[This is a continuation of the earlier article]
Having debated the need to “Restrict” the operation of the word “Indirectly identify” in the definition of “Personal Data”, we can now look at Section 40 once again.
We know that PDPA 2018 is a law that has been framed under the Indian Constitution (Just like the GDPR which is a law under EU Constitution) and its basic jurisdiction is for the citizens and activities that fall under its geographical boundaries. If “Privacy Protection” is the basic objective of the law then the mandate for the Government is to protect the privacy of Indian citizens. India cannot assume the responsibility to protect the Privacy of global citizens just as EU cannot assume responsibility for protecting the privacy of an Indian citizen.
However, law makers arrogate to themselves the right to frame laws with universal jurisdiction as if they are protectors of the whole world. GDPR did it and PDPA 2018 had no option but to follow suit.

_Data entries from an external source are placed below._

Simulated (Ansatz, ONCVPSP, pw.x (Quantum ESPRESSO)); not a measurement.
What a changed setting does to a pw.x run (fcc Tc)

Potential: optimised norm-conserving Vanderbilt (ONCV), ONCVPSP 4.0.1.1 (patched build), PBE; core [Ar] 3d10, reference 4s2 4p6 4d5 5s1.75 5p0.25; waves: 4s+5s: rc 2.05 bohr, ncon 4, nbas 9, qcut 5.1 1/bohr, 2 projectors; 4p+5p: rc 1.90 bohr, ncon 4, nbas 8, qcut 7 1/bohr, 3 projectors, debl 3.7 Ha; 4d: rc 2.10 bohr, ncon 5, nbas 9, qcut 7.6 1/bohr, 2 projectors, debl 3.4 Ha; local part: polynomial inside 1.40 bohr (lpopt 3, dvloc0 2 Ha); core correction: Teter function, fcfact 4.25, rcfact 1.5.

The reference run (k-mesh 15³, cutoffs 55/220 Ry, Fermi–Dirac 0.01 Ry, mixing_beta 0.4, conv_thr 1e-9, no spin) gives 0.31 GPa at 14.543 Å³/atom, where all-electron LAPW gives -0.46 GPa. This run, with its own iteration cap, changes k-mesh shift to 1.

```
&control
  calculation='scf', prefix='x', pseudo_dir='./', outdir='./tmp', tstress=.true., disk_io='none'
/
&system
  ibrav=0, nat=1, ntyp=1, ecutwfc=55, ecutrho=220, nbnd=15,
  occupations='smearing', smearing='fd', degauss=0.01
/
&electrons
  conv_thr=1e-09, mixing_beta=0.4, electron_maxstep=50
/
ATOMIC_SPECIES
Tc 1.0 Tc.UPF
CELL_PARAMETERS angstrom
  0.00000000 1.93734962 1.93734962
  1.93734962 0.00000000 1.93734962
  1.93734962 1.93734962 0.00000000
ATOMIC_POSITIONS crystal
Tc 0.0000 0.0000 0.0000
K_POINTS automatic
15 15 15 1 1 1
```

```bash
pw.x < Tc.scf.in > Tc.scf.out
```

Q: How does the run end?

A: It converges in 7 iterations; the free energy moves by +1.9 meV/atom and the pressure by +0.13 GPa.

Hence PDPA 2018 has stated that the law will have extra territorial jurisdiction in some respect though it is more humble than GDPR.
Basically PDPA 2018 applies under Section 2, to the following:
(a) processing of personal data where such data has been collected, disclosed, shared or otherwise processed within the territory of India; and
(b) processing of personal data by the State, any Indian company, any Indian citizen or any person or body of persons incorporated or created under Indian law.
Under Section 2(1)(b), processing of data by an Indian company even of a foreign national is subject to this Act.
I consider this a needless responsibility that the law could have avoided.
Under Section 2(2)
(2) Notwithstanding anything contained in sub-section (1), the Act shall apply to the processing of personal data by data fiduciaries or data processors not present within the territory of India, only if such processing is —
(a) in connection with any business carried on in India, or any systematic activity of offering goods or services to data principals within the territory of India; or
(b) in connection with any activity which involves profiling of data principals within the territory of India.
This is better worded than similar regulation under GDPR and brings the foreign companies within the ambit of the Act which is only reasonable if they are doing business in India or profiling activities in India.
Obviously some of the industry giants appear to be miffed at the courage shown by the legislators in bringing them under Indian law. While US meekly surrenders to the EU GDPR and EU GDPR tries to lord over the global IT systems, there seems to be objection only when India tries to assert its rights equal to other countries. It is in this context that the need to defend the sovereignty of India arises even in defining the provision of the data protection law.
Unfortunately our industry is dominated by vested interests and we find that this provision is being opposed as part of opposition to “Data Localization”.
The arguments presented in this opposition is
- Restricting cross border data flow is against the basic philosophy of Internet
- Imposes Additional cost
- A balanced view is required between Safety and Security of India and flow of global data into and from India
- Approach is against the fundamental tenets of our liberal economy
- Localization may become a trade barrier and unlikely to benefit local industry
Additionally, recognizing that the key to escaping data localization lies in the definition of data, there is an industry view point presented as a dissenting note that wants “Financial Data” and “Password” to be not classified as “Sensitive Data”.
It is not possible to give any credence to any of the objections raised above. It is like the usual arguments we see from the Pseudo liberals in our country who plot the assassination of the Prime Minister on the one hand but wants to be protected under free speech on the other hand.
The Pseudo Data Protectionists want the law to be tuned to the advantage of other countries rather than India. They are having a skewed interest in data protection from the point of view of what helps their commercial interests rather than what helps the country and its citizens. This attitude needs to be countered for a healthy development of “Privacy in harmony with Security”.
I am sure that as in many other instances, Naavi.org will be a contrarian thought leader and the industry professionals may have discomfort in accepting the “Nation First” view point even ahead of “Privacy”.
After all I consider that “Cyber Security is a fundamental Right” and Privacy right has to be balanced with the Security of the State without any excuse.
However, there will be many debates on this concept and this is only the beginning of a long drawn data colonisation war which India has to fight with the world data business leaders.
Let’s watch the developments as they unfold.